[0.11.0][Bugfix] fix delay free prefill req & D node support prefix cache (#3609)

### What this PR does / why we need it? Fix mooncake connector. In scenarios where TP is not equal, when the prefill TP size is less than the number of key-value heads, _get_remote_tp_ranks_for_req will return a list of np.arrays. Performing an operation like int in list of np.arrays will cause an error. Converting the list of np.arrays into a single np.array resolves this issue. ### Does this PR introduce _any_ user-facing change? ### How was this patch tested? qwen235B P tp16, D tp1 P tp8, D tp1 P tp4, D tp1 P tp8, D tp2 - vLLM version: v0.11.0rc3 - vLLM main: https://github.com/vllm-project/vllm/commit/v0.11.0 --------- Signed-off-by: liziyu <liziyu16@huawei.com>
2025-10-23 20:39:35 +08:00
parent 6975d46627
commit f3ea657e93
2 changed files with 29 additions and 24 deletions
--- a/vllm_ascend/distributed/mooncake_connector.py
+++ b/vllm_ascend/distributed/mooncake_connector.py
@@ -342,9 +342,15 @@ class KVCacheRecvingThread(threading.Thread):

        # Full prefix cache hit: do not need to read remote blocks, just notify
        # P worker that we have the blocks we need.
-        if len(local_block_ids) == 0:
+        num_local_blocks = len(local_block_ids)
+        if num_local_blocks == 0:
            return

+        num_remote_blocks = len(remote_block_ids)
+        assert num_local_blocks <= num_remote_blocks
+        if num_local_blocks < num_remote_blocks:
+            remote_block_ids = remote_block_ids[-num_local_blocks:]
+
        # Check if we have the remote metadata cached.
        if remote_engine_id not in self.kv_caches_base_addr or \
            remote_handshake_port not in self.kv_caches_base_addr[remote_engine_id]:
@@ -736,13 +742,11 @@ class MooncakeConnectorScheduler:
            num_computed_tokens, params)

        if params is not None and params.get("do_remote_prefill"):
-            assert num_computed_tokens == 0, "Currently only support " \
-                                             "prefill with num_computed_tokens == 0."
-            # Assume that the request's KV cache is already fully prefilled and
-            # can be fetched entirely from the prefill node.
-            count = max(len(request.prompt_token_ids) - 1, 0)
-            if count > 0:
-                return count, True
+            # Remote prefill: get all prompt blocks from remote.
+            assert num_computed_tokens % self.block_size == 0
+            # Note: We use the full token count as transmit data here.
+            count = max(len(request.prompt_token_ids) - num_computed_tokens, 0)
+            return count, count > 0

        # No remote prefill for this request.
        return 0, False
@@ -1137,10 +1141,13 @@ class MooncakeConnectorWorker:

        if self.kv_send_thread is not None:
            for req_id, delay_start_time in metadata.requests_to_send.items():
-                if self.tp_rank in self._get_remote_tp_ranks_for_req(req_id):
+                if self.tp_rank in self._prefill_get_remote_tp_rank(req_id):
                    self.kv_send_thread.add_delayed_request(
                        req_id, delay_start_time)

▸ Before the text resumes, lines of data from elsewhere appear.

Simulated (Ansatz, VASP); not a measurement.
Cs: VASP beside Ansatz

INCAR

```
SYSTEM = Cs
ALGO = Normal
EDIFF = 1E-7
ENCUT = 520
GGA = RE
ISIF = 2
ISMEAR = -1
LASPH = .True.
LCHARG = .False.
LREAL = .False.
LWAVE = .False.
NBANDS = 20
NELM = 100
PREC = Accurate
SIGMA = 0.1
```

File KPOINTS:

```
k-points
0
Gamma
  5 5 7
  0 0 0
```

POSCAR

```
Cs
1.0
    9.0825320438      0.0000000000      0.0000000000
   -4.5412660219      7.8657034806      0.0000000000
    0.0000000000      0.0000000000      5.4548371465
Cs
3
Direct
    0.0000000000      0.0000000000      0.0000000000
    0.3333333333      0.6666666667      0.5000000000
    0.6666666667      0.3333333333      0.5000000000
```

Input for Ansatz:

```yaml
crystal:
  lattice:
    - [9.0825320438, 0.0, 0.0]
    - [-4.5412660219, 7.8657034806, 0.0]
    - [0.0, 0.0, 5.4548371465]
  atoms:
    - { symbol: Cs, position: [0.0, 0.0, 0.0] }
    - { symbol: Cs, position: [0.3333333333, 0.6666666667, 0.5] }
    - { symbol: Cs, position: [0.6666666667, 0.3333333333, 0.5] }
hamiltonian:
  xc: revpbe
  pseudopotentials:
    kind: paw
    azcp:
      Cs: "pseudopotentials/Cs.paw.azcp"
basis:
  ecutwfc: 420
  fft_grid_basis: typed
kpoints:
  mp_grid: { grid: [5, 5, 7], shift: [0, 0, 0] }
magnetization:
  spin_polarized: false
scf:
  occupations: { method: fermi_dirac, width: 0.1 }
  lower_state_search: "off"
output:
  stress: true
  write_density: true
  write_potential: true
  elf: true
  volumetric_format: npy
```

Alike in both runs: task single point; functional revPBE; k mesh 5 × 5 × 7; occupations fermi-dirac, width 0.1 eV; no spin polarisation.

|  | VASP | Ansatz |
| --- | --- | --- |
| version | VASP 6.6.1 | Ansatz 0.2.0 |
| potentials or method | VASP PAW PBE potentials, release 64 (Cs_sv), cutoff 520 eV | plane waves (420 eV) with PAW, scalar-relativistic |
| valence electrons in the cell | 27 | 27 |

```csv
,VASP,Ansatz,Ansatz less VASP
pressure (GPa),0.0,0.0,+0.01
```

+    def _prefill_get_remote_tp_rank(self, req_id: str) -> List[int]:
+        return sum(self._get_remote_tp_ranks_for_req(req_id), [])
+
    def _get_remote_tp_rank(self, req_id: str) -> List[int]:
        return self._get_remote_tp_ranks_for_req(req_id)[self.tp_rank]

@@ -1176,8 +1183,8 @@ class MooncakeConnectorWorker:
        else:
            group_size = self._prefill_tp_size // self._decode_tp_size
            for i in range(self._decode_tp_size):
-                slice = ori_data[i * group_size:(i + 1) * group_size]
-                sampled_nums.append(slice)
+                ori_data_slice = ori_data[i * group_size:(i + 1) * group_size]
+                sampled_nums.append(ori_data_slice.tolist())
        return sampled_nums